Dear Councilmembers 

I’m a CPA and spent much of my career as an auditor, so I take an interest in HISD’s financial issues.  At the City, we elect a controller to watch our money. With no elections at HISD, no one can be held accountable. 

I have no confidence our public assets are being safeguarded. Superintendent Mike Miles appointed his long-time colleague, who worked for him at his charter school company, to be both CFO and Chief Operating Officer.  This is a fundamental violation of basic internal controls and a HUGE red flag.

Like Councilman Evans-Shabazz, I am concerned that there is a long-term plan to destroy public education in Texas. I fear Miles’ objective—following orders from Austin— is to make changes that are permanent and irreversible.  If we ever get out of what he euphemistically calls the “intervention,” we will not be able to reconstitute our district.

The most permanent changes he can make are to the physical assets of the district. Shrinking the physical footprint would be irreversible.  He is already planning to sell our real estate.  His 2024-25 budget includes $80 million in “proceeds from sales of property.” 

From minimal board discussions, we know Miles plans to sell off 33 parcels of real estate.  When I requested the list, HISD told me there was no list.  A board of manager I questioned about the sales made references to future confidential closed board sessions with legal staff. It appears Miles wants the list of properties for sale to be kept secret, although it seemed from board discussions that Ric Campo, the real estate developer on the board, knows the details.

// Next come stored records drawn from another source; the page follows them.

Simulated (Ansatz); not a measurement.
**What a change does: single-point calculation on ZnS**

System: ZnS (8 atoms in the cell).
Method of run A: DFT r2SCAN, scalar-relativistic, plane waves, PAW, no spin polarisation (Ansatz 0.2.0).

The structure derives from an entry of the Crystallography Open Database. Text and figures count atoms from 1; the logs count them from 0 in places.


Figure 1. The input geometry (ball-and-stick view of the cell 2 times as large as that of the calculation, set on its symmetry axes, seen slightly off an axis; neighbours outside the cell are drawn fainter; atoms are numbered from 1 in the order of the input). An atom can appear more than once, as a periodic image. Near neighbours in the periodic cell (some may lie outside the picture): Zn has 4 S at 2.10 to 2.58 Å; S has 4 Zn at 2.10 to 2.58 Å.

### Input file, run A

HISD’s properties are often large and close-in, in gentrifying areas—unique and highly desirable.   Some we’ve owned for over a hundred years.  Take HSPVA, on a downtown block near Discovery Green. As far back as 1886, the block that is now HSPVA housed the Houston Normal School, which later became Central High, and then Sam Houston High School. It was HISD headquarters until 1970. For the next fifty years HISD held onto it as a parking lot.  

WE held onto that land, and now have a flagship school there. These valuable tracts are OUR family jewels.  If the real estate has appreciated over that hundred years, then that’s OUR appreciation, OUR inheritance.  That Miles will sell them to fund regular everyday operations is unconscionable.

If a school or facility is sold, it’s gone forever.